A Tale of Policy Gradients

This post covers the derivation of several policy gradients expressions. It browses through the vanilla policy gradient and the policy gradient theorem to finish at deterministic policy gradients. No attention is given to optimisation aspects (whether and how policy gradients can find locally optimal policies): the focus is the gradient’s (semi) formal derivation.


We’ll consider a finite, stationary Markov Decision Process (MDP) $\mathcal{M} = (\mathcal{S}, \mathcal{A}, \mathcal{P}_{s}^a, r)$ under an infinite-horizon, discounted criterion. Recall the classical definitions for state / state-action value functions: $$ \begin{aligned} v_\lambda^\pi(s) &:= \mathbb{E}_s^\pi \left[ \sum_{t=1}^\infty \lambda^{t-1}r(s_t, a_t)\right]\; ,\\ q_\lambda^\pi(s, a) &:= r(s, a) + \mathbb{E}_{s’\sim \mathcal{P}_s^a}\left[v_\lambda^\pi(s’)\right] \; . \end{aligned} $$

for any $s, a \in \mathcal{S}, \mathcal{A}$, and $\pi$ some stationary policy. The notation $\mathbb{E}_s^\pi$ is fairly standard, and averages out any stochastic realisation (from the MDP or the policy), starting at state $s_1 = s$ and following $\pi$.

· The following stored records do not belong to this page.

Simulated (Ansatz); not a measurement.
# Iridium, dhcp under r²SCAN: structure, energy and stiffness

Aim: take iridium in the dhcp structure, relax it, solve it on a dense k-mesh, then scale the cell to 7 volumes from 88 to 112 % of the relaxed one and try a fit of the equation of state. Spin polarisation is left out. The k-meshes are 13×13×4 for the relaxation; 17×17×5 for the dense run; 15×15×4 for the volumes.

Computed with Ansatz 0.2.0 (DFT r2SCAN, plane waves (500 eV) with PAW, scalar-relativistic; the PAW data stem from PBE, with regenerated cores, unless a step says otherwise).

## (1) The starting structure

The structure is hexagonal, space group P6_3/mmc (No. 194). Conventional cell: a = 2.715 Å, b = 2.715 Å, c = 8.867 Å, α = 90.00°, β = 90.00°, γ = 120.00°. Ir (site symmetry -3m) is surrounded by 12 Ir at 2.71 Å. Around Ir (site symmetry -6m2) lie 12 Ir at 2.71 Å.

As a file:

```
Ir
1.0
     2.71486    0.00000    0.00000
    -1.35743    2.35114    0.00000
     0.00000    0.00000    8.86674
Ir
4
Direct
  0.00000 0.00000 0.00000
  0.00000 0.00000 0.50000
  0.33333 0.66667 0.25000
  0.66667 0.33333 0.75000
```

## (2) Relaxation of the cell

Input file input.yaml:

Since classical MDP theory [Puterman, 6.2.4] tells us that it exists an optimal stationary policy, we will stick with this policy class in this post. Also, in contrast with value-based methods, we will consider stochastic policies (more on that later). Finally, policies will be parametrized by some parameter $\theta$, living in some Euclidian space (typically the weights of a neural network).

Before moving forward, we must define a notion of utility for a given policy $\pi_\theta$ – that is, the criterion that we will effectively optimize. Assuming that the initial state of the MDP always is some state $s^0$, a natural definition of utility is the policy’s value at $s^0$. $$ U(\theta) := v_\lambda^{\pi_\theta}(s^0)\; . $$


Vanilla Policy Gradient

As we shall see shortly, the Vanilla Policy Gradient (VPG) is deeply rooted in Monte-Carlo estimation. It is therefore adapted to episodic settings: in what follows, we assume there is an absorbing state that every policy eventually reaches during the first $T$ rounds.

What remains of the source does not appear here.